Oceana Magazine, Dr. Pauly Column: How Do We Know How Many Fish There Are in The Sea?

 

To set sustainable fishing quotas, fisheries scientists must first understand how big populations are so that species can continue to reproduce and build their populations while being fished. In this column, Oceana board member and fisheries professor Dr. Daniel Pauly discusses the methodology in determining stock assessments. This article first appeared in the summer 2014 issue of Oceana magazine, and you can read previous Dr. Pauly columns in past issues here.

Ask Dr. Pauly: How do we know how many fish there are in the sea?

Fishing is meant to remove fish from the sea, and so it is no wonder that there are fewer fish in the sea, given all that we do to catch them. However, we do not want to leave so few fish in the sea that they can’t maintain their population, and this begs the question in the title: How do we know how many fish there are in the sea?

Fisheries scientists answer this question by performing stock assessments to estimate the biomass, or weight, of fish in the sea. These assessments can involve a wide array of methods, as determined by the data that are available. One method is to divide the catch of a fishery (the weight of the fish that are  caught in a given year) by the effort needed to generate the catch (the number of fishing hours or days deployed to catch the fish in that year). The result of this calculation, called the catch per unit effort (CPUE), is going to be higher when the stock is abundant and lower when the stock is depleted. Thus, if CPUE estimates are available for a number of years, their trend will be roughly parallel to the trend of the (still unknown) biomass of a fish population.

Another technique is called the swept-area method, used for fish living on or near the sea floor that can be caught by bottom trawlers. Research trawlers drag a net of known width for say one hour at a known speed to cover an area of the sea floor that can be easily calculated. Thus, their catch during that hour can be multiplied by the number of times that area fits in the entire fishing ground, and voila! In reality, analyzing the results of bottom-trawl surveys is more complicated than that, but the basic idea remains simple.

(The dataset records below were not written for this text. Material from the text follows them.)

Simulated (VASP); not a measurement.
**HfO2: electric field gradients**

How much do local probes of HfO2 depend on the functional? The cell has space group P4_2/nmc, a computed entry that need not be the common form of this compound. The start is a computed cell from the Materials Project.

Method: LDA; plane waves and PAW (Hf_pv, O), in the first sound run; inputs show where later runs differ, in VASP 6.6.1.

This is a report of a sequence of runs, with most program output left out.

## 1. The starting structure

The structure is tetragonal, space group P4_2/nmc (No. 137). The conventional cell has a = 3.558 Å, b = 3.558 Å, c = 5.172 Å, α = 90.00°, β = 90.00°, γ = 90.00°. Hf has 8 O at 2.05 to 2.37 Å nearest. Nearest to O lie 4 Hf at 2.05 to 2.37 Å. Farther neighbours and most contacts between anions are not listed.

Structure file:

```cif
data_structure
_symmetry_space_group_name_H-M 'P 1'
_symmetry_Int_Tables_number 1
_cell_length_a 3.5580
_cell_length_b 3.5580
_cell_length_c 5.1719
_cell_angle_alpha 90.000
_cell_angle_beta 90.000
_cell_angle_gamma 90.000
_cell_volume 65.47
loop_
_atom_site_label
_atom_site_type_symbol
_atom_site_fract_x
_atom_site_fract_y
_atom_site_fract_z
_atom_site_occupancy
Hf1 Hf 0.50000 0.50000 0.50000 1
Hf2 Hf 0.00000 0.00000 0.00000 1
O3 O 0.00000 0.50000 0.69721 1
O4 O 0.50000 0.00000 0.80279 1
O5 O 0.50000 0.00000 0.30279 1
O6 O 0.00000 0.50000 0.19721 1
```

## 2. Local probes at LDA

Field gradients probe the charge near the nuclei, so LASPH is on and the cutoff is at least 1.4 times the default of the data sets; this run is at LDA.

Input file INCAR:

Another technique is to use sound, which we already use to locate schooling fish (like dolphins and whales also do) to estimate the size of a school of fish. Thus, if a sound wave of known energy level is sent from a fishing boat, the fraction of this wave that is reflected as an echo by a fish school will tend to be proportional to the size of that school — so a small school will reflect less sound than a big school. Echosounding — or hydroacoustic methods in general — can then be calibrated using schools that have been caught and weighed, and the biomass in the water thus estimated. This method works best with small schooling fishes, including herring, sardine, and anchovies.

Still other methods involve tagging, where a certain number of fish are given a tag or mark and then released into the population. (Tags can range from a clipped fin to electronic devices that provide information on movements and information of the environments that the fish encounter.) Subsequent catches will contain both tagged and un-tagged fish, and using some simple arithmetic one can then calculate the size of the population, along with the exploitation rate.